Introduction

The pursuit of science and engineering research increasingly relies on activities that facilitate research but are not currently rewarded or recognized. This includes the sharing of data; development of common data resources, software and methodologies; and annotation of data and publications. This situation has been documented in a number of recent reports [] that focus on changing needs and mechanisms for attribution and citation of digital products, from the use of alternative metrics [] that track reports of research impact apart from research publications, to work on data []. About half of the articles in many recent issues of Science describe research that depended on software, and a larger fraction analyze data. Indeed, the US National Science Foundation recently updated its guide to proposers to instruct them to provide a list of their “products”—objects that are “citable and accessible including but not limited to publications, data sets, software, patents, and copyrights”—rather than publications [].

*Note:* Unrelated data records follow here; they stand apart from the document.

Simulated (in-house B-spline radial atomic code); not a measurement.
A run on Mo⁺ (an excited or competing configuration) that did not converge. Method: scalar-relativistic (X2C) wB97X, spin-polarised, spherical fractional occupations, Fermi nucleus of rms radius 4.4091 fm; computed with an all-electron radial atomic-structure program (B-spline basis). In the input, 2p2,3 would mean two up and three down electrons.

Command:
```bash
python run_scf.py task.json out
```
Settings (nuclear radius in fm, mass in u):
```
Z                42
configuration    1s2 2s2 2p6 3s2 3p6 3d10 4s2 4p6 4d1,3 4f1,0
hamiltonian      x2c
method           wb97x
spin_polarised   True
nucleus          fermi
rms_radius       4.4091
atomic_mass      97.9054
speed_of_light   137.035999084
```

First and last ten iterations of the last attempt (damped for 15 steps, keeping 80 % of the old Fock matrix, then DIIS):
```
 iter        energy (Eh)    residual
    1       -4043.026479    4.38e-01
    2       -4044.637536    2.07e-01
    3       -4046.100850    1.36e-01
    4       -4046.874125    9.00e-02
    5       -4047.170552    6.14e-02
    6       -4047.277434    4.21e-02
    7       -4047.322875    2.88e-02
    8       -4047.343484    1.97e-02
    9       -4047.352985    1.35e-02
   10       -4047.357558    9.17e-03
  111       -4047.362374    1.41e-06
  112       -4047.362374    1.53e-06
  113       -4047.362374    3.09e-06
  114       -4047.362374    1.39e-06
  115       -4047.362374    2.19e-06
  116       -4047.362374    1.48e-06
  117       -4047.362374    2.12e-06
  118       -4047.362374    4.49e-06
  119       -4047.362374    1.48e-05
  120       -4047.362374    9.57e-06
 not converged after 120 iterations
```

To promote and advance pursuit of activities that facilitate research, we must develop mechanisms for assigning credit, facilitate the appropriate attribution of research outcomes, devise incentives for activities that facilitate research, and allocate funds to maximize return on investment. In this article, I introduce the idea of transitive credit, which addresses the issue of crediting indirect contributions, and discuss potential approaches to these other needs.

Note: this is an expanded version of a paper [] that was part of the First Working Towards Sustainable Scientific Software: Practice and Experiences (WSSSPE1) workshop.

History of Citation

Throughout history, most formal citation has been for authentication and authority, rather than for the provision of credit and acknowledgment or attribution. Scientific citation in Western history appears by the late 1500s [, ]. In the early 1700s, citation also appears in the legal system as a method of understanding precedents []. The idea of copyright as recognizing authors’ rights also arises at this time, from the Statute of Anne in 1710, perhaps due to a slow societal trend to recognize intellectual property, an idea that appears to have developed alongside the printing press []. Note that paper authorship in science really is used to note both the actual authors of the paper as well as the contributors to the project [].

Looking for the predecessors of an idea can be called “backward citing.” In cases in which multiple groups claim credit for the same advance, backward citing may be used—by looking at which groups are cited and how this changes over time—to ascertain how the larger research community assigns credit [].

The idea of “forward citing” has also been used in cases where one wants to understand how an idea has been used. This is often done through citation indices, the earliest examples of which are to portions of the Bible from the 1100s []. However, the common use of citations indices in science is much more recent, as exemplified by Garfield’s work in the 1950s that led to the Science Citation Index [].

New knowledge clearly builds on past knowledge. Traditionally, an author cites a previous paper by adding a reference to the author, title, place of publication, and so on. However, this concept doesn’t work well for digital products such as software, which are often dependent on libraries (assembled software packages), code fragments, and algorithms. For many of these, the identifier that should be cited—a “name” that refers to a unique product—is not clear. Additionally, if a cited library depends on another library, the contribution of this second library is not captured. Citation of a dataset should perhaps give credit to the people who gathered the data, as well as those who curated it, but the paper author may not know or be able to find these details.

Social Motivation

To promote the creation, maintenance, and use of digital products, we must measure these activities and provide credit to those who perform them. The current lack of credit for performing these activities acts as a negative force that stops sharing of digital products, following Lewin’s principal of force field analysis []. Providing a credit mechanism would both remove the negative force and create a positive force, creating an incentive for sharing. This would impact recognition and status, hiring and promotion, and funding agency decisions.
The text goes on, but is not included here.